As we drove down the highway to Mitch’s tournament last weekend, we passed by a Quonset Hut which was off on the side of the road.
“What are those used for?” Mitch asked. “Storage and people sometimes live in them. Your Grandpa lived in one when he was in the army.” “Really Dad?” “Yes, Mitch. He did,” Sam answered.
The inspiration for building the quonset hut came from the Nissen Hut which was built for use in World War I. The builder of the nissen hut waived their rights to build any more of them after that and before the onset of World War II, so the builders of the quonset hut got started on their version.
Quonset Huts were going to be the new and improved version of the nissen hut. They were first built in Quonset Point, Rhode Island in 1941, the place from which they were named. The corrugated steel, semi cylindrical prefabricated buildings were to be used as affordable temporary housing for the troops. They were not only inexpensive, but they could be shipped and quickly built by unskilled labor. These structures could even be ordered from the local Montgomery Wards or Sears stores.
When the war ended, the quonset huts were in too good of shape to throw away, so they were sold to civilains and turned into serviceable family homes. Universities also bought them and turned them into student housing.
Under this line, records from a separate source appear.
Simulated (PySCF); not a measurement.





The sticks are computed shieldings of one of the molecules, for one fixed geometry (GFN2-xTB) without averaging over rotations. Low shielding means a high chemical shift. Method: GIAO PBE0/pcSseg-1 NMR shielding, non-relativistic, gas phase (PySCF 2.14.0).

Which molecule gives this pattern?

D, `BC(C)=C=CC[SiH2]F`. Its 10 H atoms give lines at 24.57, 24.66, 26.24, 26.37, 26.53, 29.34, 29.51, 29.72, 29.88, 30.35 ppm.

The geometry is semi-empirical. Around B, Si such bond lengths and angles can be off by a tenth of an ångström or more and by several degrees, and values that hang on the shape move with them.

Back in the states, there was a housing cruch, with all of the troops returning home from the war. So quonset communities were created to house some of the troops coming home.
This picture was from a quonset community created in Minneapolis in 1946. Can you imagine the conversation between the husband that brought his wife to this as their new home?
As she is blindfolded, he guides her up to the house.
“What are we walking through?” She would ask. “Just a little mud honey, the new grass is coming soon.”
They stopped walking and he took off the blindfold. She shook her head and opened her eyes.
“Welcome home honey!” he would say “What do you mean?” “This is our new house? It’s just like what I lived in when I was in the army.” “We are going to live here?” She would ask with concern in her voice. “Come on! Let’s go inside!” He would reply, being ready to take on the next adventure, and trying to keep her on board with his plan.
From an article called Quonset Hets, written by Debbie Adams on the website www.militarybratlife.com, she writes about a play called Tents of Tin, which was written by Robert Finton.
“For a period of time the Sacramento Peak Observatory was housed in one during the late 1940’s; even a play called Tents of Tin written by Robert Finton in 1995. A 20-minute play at National Building Museum where an actor playing a serviceman from that era explained the history on these innovative structures, including a demonstration of how corrugation strengthens the hut’s metal sheathing, along with a portrayal about what it was like to live in a “tin tent.” Throughout the performance, the actor works with vintage and reproduction props.”
They are commonly used even now as housing for people, kind of like a mobile home. Or for storage units.